[nfbmi-talk] Rehab Counselling

Fred Wurtzel f.wurtzel at att.net
Fri Apr 15 04:08:11 UTC 2011

hi Cheryl,

2 things.

First, what you have said about relating to clients is the model which
differs from NFB's approach.  of course, we believe in ethics and equal
treatment, but there is a higher level of relationship which exceeds these
standards and that is believing in clients as equals and first-class
citizens.  An artificial cold and aloof style of rehabilitation does not
foster the optimum outcome.  again, I beg you to read Blindness Handicap or
Characteristic.  The debate between Father Carroll and Dr. Jernigan lays out
the whole array of points.

Second, I was referring to the counselor as leader in managing the
relationship between the client and counselor.  I was agreeing with you that
a negative relationship in all probability, means that the counselor has not
found the best tool in the counseling tool box to work on the relationship.

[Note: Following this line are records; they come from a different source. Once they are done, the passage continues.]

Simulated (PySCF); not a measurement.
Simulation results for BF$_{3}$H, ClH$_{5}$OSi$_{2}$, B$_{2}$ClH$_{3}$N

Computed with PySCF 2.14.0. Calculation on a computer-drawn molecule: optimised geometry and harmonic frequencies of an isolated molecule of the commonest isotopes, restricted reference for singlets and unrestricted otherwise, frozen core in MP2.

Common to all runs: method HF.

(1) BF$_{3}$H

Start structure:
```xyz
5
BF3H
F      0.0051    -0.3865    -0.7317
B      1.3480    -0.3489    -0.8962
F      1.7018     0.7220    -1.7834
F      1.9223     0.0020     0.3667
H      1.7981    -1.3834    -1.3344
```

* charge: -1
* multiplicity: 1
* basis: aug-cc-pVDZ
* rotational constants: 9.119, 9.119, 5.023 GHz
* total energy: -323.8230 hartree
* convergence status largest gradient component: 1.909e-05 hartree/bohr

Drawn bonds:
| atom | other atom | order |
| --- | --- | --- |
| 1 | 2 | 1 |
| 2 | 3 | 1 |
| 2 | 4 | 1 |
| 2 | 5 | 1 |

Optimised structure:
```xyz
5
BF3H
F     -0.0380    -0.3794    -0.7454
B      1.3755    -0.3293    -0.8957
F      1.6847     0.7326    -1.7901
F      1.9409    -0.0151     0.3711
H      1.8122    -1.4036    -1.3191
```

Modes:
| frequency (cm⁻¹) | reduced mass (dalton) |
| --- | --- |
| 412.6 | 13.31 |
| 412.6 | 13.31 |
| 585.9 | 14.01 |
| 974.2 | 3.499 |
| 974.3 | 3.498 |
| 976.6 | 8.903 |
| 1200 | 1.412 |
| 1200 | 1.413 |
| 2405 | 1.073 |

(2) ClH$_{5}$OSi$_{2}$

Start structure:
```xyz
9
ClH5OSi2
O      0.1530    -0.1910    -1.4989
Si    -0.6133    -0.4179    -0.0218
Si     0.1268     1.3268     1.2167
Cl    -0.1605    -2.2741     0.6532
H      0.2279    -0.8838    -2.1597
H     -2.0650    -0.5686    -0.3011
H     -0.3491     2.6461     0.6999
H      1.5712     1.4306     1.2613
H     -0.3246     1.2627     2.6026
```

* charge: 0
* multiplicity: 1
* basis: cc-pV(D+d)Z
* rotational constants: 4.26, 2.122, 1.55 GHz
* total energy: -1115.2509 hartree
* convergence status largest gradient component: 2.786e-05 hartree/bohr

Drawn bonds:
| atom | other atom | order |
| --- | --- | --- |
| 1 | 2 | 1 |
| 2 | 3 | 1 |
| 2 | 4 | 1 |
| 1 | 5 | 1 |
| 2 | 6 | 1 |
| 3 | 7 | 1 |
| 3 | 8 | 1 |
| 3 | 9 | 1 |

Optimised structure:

With regard to placement, I am a firm believer in The Richard n. Bolles
approach to job hunting.  I firmly believe the client must without a doubt,
be the leader and the agency and counselor must be a support system with
resources to address issues outside the applicant's ability to resolve, such
as making computer systems accessible, or assisting with expensive costs
associated with getting hired.  Bolles  wrote the What Color Is Your
Parachute" series of books.  I have most always gotten every job I have
applied for.  this is not bragging.  I have prepared myself and the employer
for my application and this generally works out.  As I said, I have mostly
gotten every job I have applied for.  There have been exceptions as is
always the case when one is involved in such a subjective effort as job
finding.  With Bolles, the job-hunter drastically increases their chances by
preparation and seeking only those jobs which they have concluded they are
best qualified for.  of course, it is more complex than this simplistic
explanation, but generally this is how it works and I am an example of its

Boy on rereading this sounds more arrogant than I mean it.  I simply believe
that pre-planning and careful selection of employers and jobs drastically
increase one's chances to be hired.  Style, setting, personality, lifestyle
and a myriad of other factors must be considered prior to the application.
We all need to find employers that match, to the best extent possible, our
styles and interests.  I believe this applies to all levels from manual
labor to top management.  

As a caution, as we in the NFB have experienced with MCB a change in
leadership in the organization can change the atmosphere and the employee
then needs to decide how to cope.  This is not easy and in Christine's and
Dave's cases, can be devastating to a career plan. There are bad employers
as well as bad employees.

-----Original Message-----
From: nfbmi-talk-bounces at nfbnet.org [mailto:nfbmi-talk-bounces at nfbnet.org]
On Behalf Of Cheryl Wade
Sent: Thursday, April 14, 2011 11:23 PM
To: NFB of Michigan Internet Mailing List
Subject: Re: [nfbmi-talk] Rehab Counselling


Fred, you mentioned how, at NFB programs, counselors invite students to
their homes for meals. That's a great idea for a program that's
self-contained, and I think I would feel comfortable doing that in such a
situation. But for ethical reasons, counselors feel they might compromise
their relationships with clients if they become too friendly outside the
office. It's kind of like my reporting career: if your beat is city hall and
you hang around at the city manager's house for BBQ, some might consider you

Of course, counselors should above all be caring, loyal to their clients,
considerate of clients' needs above those of the status quo or outside
parties. They should, and indeed are commanded to, practice beneficence and
justice toward clients. That sometimes means treating all clients in a
similar way -- though not alike. So, if there are cuts and prioritization of
services, we must handle emergency situations but must not push some clients
ahead of others

You guys are tough, and I like that. But I hope you give some of us newly
emerging counselors a chance. I would encourage clients to tell their
counselors when they're unhappy.

Fred, you also mentioned how counselors should take the lead role in finding
jobs for clients. There is considerable discussion about that. I believe
that counselors should encourage clients to take as much responsibility as
they are comfortable doing, but prepare them for that level of independence.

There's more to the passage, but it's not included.